The top lot was a Chippendale carved mahogany easy chair that was entrusted to Christie’s by the Philadelphia Museum of Art. Estimated at $600,000-$900,000 and attributed to the renowned yet mysterious Garvan carver, the chair brought in $1.16 million, the third highest price ever paid for the form. “We are thrilled to have been the successful bidders on the Garvan Carver easy chair. It is a wonderful chair,” said Todd Prickett of C.L. Prickett who specializes in American antiques. The Museum will use the funds for new acquisitions.

Another lot that brought in more than expected was a Queen Anne Japanned Maple Bureau Table. One of about forty known examples of japanned furniture from colonial America, it is the only bureau table known to exist. Estimated at $60,000-$90,000, the table sold for $98,500.

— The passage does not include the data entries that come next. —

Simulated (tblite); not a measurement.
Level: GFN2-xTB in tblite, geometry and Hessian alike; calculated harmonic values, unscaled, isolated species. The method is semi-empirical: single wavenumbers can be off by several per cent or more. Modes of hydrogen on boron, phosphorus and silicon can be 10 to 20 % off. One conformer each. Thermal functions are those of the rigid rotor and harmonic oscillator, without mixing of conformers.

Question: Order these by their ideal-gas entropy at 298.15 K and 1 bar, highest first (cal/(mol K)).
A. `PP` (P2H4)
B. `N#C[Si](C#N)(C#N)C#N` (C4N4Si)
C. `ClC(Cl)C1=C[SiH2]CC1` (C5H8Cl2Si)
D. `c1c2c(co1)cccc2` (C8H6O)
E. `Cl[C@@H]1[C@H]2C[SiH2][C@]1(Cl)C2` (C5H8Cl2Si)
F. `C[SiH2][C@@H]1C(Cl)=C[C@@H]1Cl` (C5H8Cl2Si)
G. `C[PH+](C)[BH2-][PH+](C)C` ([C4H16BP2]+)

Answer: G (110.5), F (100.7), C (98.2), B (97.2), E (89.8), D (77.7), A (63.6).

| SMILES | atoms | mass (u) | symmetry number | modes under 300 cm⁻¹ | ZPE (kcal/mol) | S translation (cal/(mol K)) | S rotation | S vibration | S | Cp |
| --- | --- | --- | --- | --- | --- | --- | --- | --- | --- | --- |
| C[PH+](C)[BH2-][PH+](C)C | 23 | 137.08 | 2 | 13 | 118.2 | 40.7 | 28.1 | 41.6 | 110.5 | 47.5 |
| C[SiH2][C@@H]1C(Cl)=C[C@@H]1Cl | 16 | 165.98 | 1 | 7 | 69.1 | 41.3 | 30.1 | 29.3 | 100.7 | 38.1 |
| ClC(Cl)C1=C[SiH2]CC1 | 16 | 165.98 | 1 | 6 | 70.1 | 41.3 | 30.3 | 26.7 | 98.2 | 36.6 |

Two paintings by the maritime artist, Antonio Nicolo Gasparo Jacobsen (1850–1921), sold for more than their estimates that ranged from $12,000 to $18,000. The Paddlewheel Steamer St. John went for $45,000 while Fred B Dalzell went for $25,000.

Not all lots did as well as anticipated. A pair of Federal eagle-inlaid mahogany side chairs attributed to William Singleton were estimated at $60,000 to $90,000 but only sold for $32,500. The pair of chairs had been lent to the Diplomatic Reception Rooms at the Department of State in 1968 and remained in the Monroe Reception Room as part of a larger set of four related chairs until they were returned to the Wunsch Americana Foundation. Until know, the location of this particular pair was unknown.